Saturday, 7 May 2011

Different states of an Object in hibernate

In hibernate, object can be in any of these states:

  • Transient object or in-memory objects
  • Persistent Object
  • Detached object

When the object is created, its transient in nature. They have not yet connected to database, so they are like in-memory objects.

When an object is associated with the persistence layer, its a persistent object.

When an object is no more associated with the persistent layer, its a detached object.

How do Hibernate knows about these object states?

All objects are similar to each other in JVM. So JVM provides no method of differentiating these objects. But its hibernate which is able to differentiate these objects.

Transient objects are like normal in-memory objects, which have some data into them, which is persisted after they are changed to persistent object.

Persistent objects are the objects which are associated with persistent context. Being associated with persistent context means, modification in state of persistent object is synchronize with the underlying database.

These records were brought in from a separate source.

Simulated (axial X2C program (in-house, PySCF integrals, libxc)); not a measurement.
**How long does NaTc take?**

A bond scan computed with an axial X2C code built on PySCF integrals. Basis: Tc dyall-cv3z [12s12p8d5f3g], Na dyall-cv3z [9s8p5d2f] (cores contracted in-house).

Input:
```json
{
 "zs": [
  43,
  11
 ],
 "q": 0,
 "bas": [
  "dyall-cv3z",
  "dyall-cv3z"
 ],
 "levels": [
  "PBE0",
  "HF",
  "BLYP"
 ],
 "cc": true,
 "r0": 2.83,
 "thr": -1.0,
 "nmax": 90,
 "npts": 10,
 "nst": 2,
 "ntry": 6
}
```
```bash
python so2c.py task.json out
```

In case of detached object, the persistent context has been closed on behalf of some transactional process being commited / roll back. Modifying the state of this object will not reflect any changes in database, until and unless this object is reattached to the persistence context.

So Transient and Detached object, both are not attached to persistence context, but, 

how do Hibernate differentiates between transient and detached object ?

Again JVM can't differentiate between the 2, but hibernate can. In case of transient object, primary key of the object is not initialized while in case of detached object this is not the case. It is already being initialized, because its been in touch with persistence context earlier.